A Korban Chatas is brought as a form of forgiveness after a person sinned “by mistake.” Chatas comes from the word “Chet,” meaning sin.
It’s important to note that Korbanos are not brought for intentional sins, meaning sins done on purpose. That’s called Maizid in Hebrew – מזיד. They are also not brought for completely accidental sins, called Oanes in Hebrew – אונס. For a Maizid sin, it takes more than a Korban to be forgiven, and for an Oanes sin there is no need for a Korban. A Korban is brought only for sins which were not intentional but also not a complete accident. Our Rabbis call this a Shogeg sin – שוגג.
A modern day example would be when someone drives over the speed limit. No police officer would accept an excuse like, “I am sorry officer, but I didn’t see a speed limit sign.” Although it’s true that he or she didn’t see the sign, it still is not a valid excuse and in all probability the driver will receive a speeding ticket. So, this is a good example of a “sin” that is not on purpose, yet also not a complete accident. It’s a Shogeg.
Never in history has anyone brought a Korban Chatas for speeding, so here are two other Shazak Scenarios, where a person sins be’Shogeg:
“Oh my! I thought it was Thursday when I cooked the meal. But it was really Shabbos!”
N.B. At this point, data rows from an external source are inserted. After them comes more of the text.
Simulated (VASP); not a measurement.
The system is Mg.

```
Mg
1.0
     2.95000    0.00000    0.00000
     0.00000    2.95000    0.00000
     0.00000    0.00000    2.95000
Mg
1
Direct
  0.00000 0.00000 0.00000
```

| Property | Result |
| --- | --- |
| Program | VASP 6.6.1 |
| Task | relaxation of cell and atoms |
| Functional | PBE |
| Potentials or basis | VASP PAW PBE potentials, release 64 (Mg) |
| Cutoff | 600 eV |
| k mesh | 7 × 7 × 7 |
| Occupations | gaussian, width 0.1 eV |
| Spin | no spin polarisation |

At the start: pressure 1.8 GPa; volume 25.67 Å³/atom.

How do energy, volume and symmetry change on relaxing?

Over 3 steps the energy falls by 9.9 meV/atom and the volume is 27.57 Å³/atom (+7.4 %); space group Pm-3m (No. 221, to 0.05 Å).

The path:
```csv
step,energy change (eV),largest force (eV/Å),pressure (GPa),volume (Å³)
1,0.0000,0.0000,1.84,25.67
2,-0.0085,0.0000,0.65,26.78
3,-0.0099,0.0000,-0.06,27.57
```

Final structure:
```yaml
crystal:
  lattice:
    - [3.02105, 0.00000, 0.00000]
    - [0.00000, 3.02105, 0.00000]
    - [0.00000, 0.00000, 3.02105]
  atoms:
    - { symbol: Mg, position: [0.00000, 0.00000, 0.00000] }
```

“Huh, how did that happen?”
“I forgot to look at this year’s calendar and I was looking at last year’s calendar! Oy Vey is mir! I mixed up Thursday with Shabbos!”
Both Mr. Oops and Mrs. Fergessen need to bring a Korban Chatas. They can bring a female goat or a lamb to the Kohen in the Beis HaMikdash. Now, in the eyes of HaShem, they have a clean slate and can start fresh.